The Explorer 8300 is a digital video recorder (DVR) manufactured by Scientific Atlanta and used by many digital cable companies. It works like a regular cable box with DVR capabilities and features an 80, 160 or 320 GB PATA internal hard drive. Some versions can also be used with an external SATA hard drive through the eSATA connector on the back. The firmware/software generally comes from one of two sources: the Scientific Atlanta Resident Application (SARA) or the PASSPORT software from Aptiv Digital (a spin-off of Pioneer). The choice of firmware is determined by the cable operator and the equipment available at the cable head-end.

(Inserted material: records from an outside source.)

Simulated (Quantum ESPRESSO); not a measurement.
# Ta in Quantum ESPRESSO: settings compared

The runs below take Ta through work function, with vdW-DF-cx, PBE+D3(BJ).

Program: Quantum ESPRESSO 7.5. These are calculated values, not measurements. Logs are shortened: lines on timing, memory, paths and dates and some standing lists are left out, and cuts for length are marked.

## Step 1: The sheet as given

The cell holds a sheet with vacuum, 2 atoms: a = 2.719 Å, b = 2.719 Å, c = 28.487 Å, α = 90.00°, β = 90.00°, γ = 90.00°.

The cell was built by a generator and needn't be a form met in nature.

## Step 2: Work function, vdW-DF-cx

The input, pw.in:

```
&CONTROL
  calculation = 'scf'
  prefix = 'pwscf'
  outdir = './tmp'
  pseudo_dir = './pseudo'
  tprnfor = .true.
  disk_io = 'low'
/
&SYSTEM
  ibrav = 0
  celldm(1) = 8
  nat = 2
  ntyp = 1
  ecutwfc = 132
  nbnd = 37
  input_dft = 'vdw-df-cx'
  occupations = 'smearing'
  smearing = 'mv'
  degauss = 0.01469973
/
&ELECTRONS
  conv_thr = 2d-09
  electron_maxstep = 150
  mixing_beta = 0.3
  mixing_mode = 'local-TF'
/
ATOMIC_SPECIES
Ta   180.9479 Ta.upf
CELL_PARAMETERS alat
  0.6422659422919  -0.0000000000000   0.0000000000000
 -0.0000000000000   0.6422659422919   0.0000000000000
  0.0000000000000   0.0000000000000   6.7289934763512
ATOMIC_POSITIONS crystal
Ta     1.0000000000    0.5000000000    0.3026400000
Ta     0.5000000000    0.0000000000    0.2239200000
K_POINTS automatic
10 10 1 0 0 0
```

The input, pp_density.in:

Another model, the 8300HD, is a DVR capable of displaying and recording high definition (HD) as well as standard definition (SD) cable television signals. The 8300HD is generally equipped with the 160 GB PATA internal hard drive that can hold ~ 90 hours of SD or ~ 20 hours of HD programming. The 8300HD also comes with an HDMI port versus the DVI port on the older 8000HD model. The 8300HD also will (current software versions) output RF, RCA Composite, S-Video, and Component Video (SD & HD) simultaneously, which the 8000HD could not.
Still another model, the 8300HDC, has the same functionality as the 8300HD. However, it includes a multi-stream cableCARD. The box is a host for the card, which authorizes the box for use. Security protocols are contained within the card instead of within the set-top box itself (known as "separable security"), as it had been in the past. This was done to be in compliance with the U.S. Federal Communications Commission (FCC) mandate that all new set-top boxes employ separable security.
The HDMI implementation does not work with all splitters, switches, and switching receivers/converters.
In the United States, these converter/tuner boxes are generally owned by the cable company and rented to cable subscribers. In Canada, they are either owned by the subscriber or rented from their cable company. Those purchased through auction sites such as eBay must be authorized by the cable service provider by giving them the MAC address of the device so that it can be added to your account. They are not however required to allow you to use this equipment, but if you opt to do so they will not be responsible for any service issues you may have.
There is quite a bit of misunderstanding regarding FCC regulations Title 47, Sec. 76.1201, which states the following:
No multichannel video programming distributor [Cable Co] shall prevent the connection or use of navigation devices [converter boxes] to or with its multichannel video programming system [Cable TV], except in those circumstances where electronic or physical harm would be caused by the attachment or operation of such devices or such devices may be used to assist or are intended or designed to assist in the unauthorized receipt of service.
The above quote applies to devices such as third-party digital video recorders (such as TiVo), and not to contracted second-party equipment such as the Scientific Atlanta 8300 converter box. The reason cable providers are not required to add these boxes as customer-owned equipment (such as they can do with cable modems) is that these boxes are NOT available for retail purchase in the United States, and if they are being sold by a private party, then they have been stolen from the cable provider that owns the box. A cable provider cannot be compelled by any FCC regulation to aid in the illegal use of stolen property.
External expansion ports 
Certain versions of the Scientific-Atlanta Explorer 8300 (the 8300 HD, 8300 MR, and 8300 HD-MR) DVRs are compatible with external SATA drives so that you can expand the amount of recordable hours of programming that can be stored. At this time there are eSATA drives from Apricorn, Western Digital and Seagate. Cable companies have a choice between running their 8300 DVR boxes on SARA, Passport, or their own customized software. Several providers currently support external SATA drives, including Time Warner, Comcast, Cablevision, Rogers and Charter. Seagate's consumer line of external SATA (eSATA) drives are supported, such as their DVR Expander drives are compatible. Western Digital offers My Book AV, which is similar to their My Book series of external hard storage, but specifically tested to be compatible with the Explorer 8300 series of DVRs (8300, 8300 HD, 8300 MR, and 8300 HD-MR). Many external eSATA enclosures will work with the Explorer 8300 series of DVRs with generic hard drives besides those specifically certified to do so.